A senior review by outside experts has recommended that NASA extend the operating life of the Hubble and Kepler space telescopes.

If NASA accepts the recommendations, which seems likely, Kepler would get another four years of life. That is a major extension for the exoplanet telescope, which was originally designed for a 3.5-year mission. Kepler has been in orbit for just over three years.

The four-year extension will allow Kepler to observe exoplanets in longer-term orbit. Kepler is the only space telescope currently dedicated to exoplanet research. There are no funded plans for follow-on telescopes, either. NASA has proposed concepts such as Planet Finder in the past, but those concepts remain in limbo due to Congressional inaction. The official lack of interest in Planet Finder seems puzzling, given the public fascination with exoplanet research and the possibility of extraterrestrial life.

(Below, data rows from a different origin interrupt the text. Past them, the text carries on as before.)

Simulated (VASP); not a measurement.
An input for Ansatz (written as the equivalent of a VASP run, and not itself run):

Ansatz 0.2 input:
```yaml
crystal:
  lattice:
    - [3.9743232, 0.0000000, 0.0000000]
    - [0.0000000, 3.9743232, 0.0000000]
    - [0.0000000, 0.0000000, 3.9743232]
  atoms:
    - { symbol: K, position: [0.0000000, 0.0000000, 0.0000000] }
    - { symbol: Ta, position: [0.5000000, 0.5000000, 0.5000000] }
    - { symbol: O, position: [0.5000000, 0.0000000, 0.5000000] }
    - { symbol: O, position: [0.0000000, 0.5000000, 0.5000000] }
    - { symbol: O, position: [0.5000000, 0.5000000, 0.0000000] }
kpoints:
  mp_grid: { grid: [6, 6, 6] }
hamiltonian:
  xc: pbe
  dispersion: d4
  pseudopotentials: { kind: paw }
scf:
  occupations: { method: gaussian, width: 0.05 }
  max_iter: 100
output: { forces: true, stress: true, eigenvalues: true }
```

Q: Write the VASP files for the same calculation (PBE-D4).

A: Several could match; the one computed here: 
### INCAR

The Kepler mission extension will be of great to citizen scientists who are helping to analyze Kepler data through the Planet Hunters website. Last September, the Monthly Notices of the Royal Astronomical Society announced that citizen scientists had identified two new exoplanets, a first for citizen science.

The Hubble life extension will also be welcomed by astronomers, although the 22-year-old Hubble can’t last indefinitely without another servicing mission. With the retirement of the Shuttle, NASA has no plans to service Hubble again. Hence, its retirement seems inevitable. New commercial space capsules being developed by companies such as SpaceX and Boeing might be used to reach Hubble, but those capsule’s lack the Shuttle’s large work platform and remote manipulator arm. That would make servicing the Hubble extremely challenging. NASA has given no consideration to such a mission, although it has studied the even more challenging prospect of servicing Hubble’s successor, the James Webb Space Telescope, using the Orion capsule.

If NASA is not interested in servicing Hubble again, perhaps a private foundation might decide to fund such a mission. The cost of a SpaceX servicing mission would be similar to some of the larger donations Foundations have made to astronomy in recent years. If NASA wants to engage in out-of-the-box thinking, perhaps it should offer to rename the Hubble Space Telescope for any private donor that finances its servicing and continued operation.